Ndewere was fired in June last year after a Tribunal set up to inquire into her suitability to hold a judicial office recommended that she be removed from the bench for gross incompetence.

A three-member Tribunal led by retired judge Justice Simbi Mubako, made recommendations for the judge's removal from the esteemed bench after a fully contested Tribunal hearing.

She was accused of gross misconduct in the performance of her duties, including failure to clear her workload in reasonable time and failure to properly study the file on a thief's conviction and sentence when she set aside a jail term.

In this case, Ndewere is challenging the High Court decision that dismissed her application for an order declaring her referral to the Tribunal without being subjected to internal disciplinary processes unlawful as it was in contravention of Statutory 107 of 2012.

Justice Sunsley Zisengwe declined her case, ruling that the Judicial Service Commission acted lawfully by referring her to the Tribunal.

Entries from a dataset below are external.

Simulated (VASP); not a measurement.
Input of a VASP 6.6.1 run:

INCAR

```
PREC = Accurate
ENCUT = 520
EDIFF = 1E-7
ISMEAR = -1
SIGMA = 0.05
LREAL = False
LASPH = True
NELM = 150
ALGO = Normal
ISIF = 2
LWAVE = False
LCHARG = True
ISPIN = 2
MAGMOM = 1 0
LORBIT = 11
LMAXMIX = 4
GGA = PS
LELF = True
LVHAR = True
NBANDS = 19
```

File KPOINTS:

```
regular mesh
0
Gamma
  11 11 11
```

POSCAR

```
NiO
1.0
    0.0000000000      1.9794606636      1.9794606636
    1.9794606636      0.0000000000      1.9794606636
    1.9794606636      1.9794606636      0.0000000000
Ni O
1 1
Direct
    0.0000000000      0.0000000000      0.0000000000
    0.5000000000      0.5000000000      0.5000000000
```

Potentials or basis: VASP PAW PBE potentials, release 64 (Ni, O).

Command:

A three-judge panel of Justices Lavender Makoni, Nicholas Mathonsi and Samuel Kudya yesterday heard the appeal and reserved judgment after hearing submissions from both parties' legal counsel.

Through her lawyer, Ms Beatrice Mtetwa, Ndewere asked the superior court to declare that the referral to the tribunal was null and void in the absence of her case being first investigated in terms of the Judicial Code of Ethics as was done in former High Court judge, Francis Bere's case.

Bere was subjected to the Ethics Committee before his case was referred to the Tribunal. He was later sacked after the Tribunal recommended his removal from the bench for improper conduct.

Like an employment Code of Conduct, judges are entitled to have their case first investigated independently before referral to the JSC, which merely rubber stamps without conducting any investigations, argued Ms Mtetwa.

To this end, Ms Mtetwa argued that the High Court misdirected itself in placing reliance on section 187(3) of the Constitution.

She said the principle of subsidiarity required that Ndewere be subjected to internal disciplinary measures, according to the Judicial Service (Code of Ethics) regulations 2012.

 Both the Attorney-General and the JSC represented by Mr Mike Chimombe and Mr Addington Chinake vehemently opposed the appeal.

 They argued that the lower court;s decision was proper and could not be faulted. The court also heard that Ndewere compromised herself when she participated in the Tribunal proceedings when her appeal was still pending.

"We say it was impeachable conduct and in any event the matter is now moot.  She was removed from office already and JSC  acted properly because  they only followed the constitution and she refused to comment on charges," said Mr Chinake.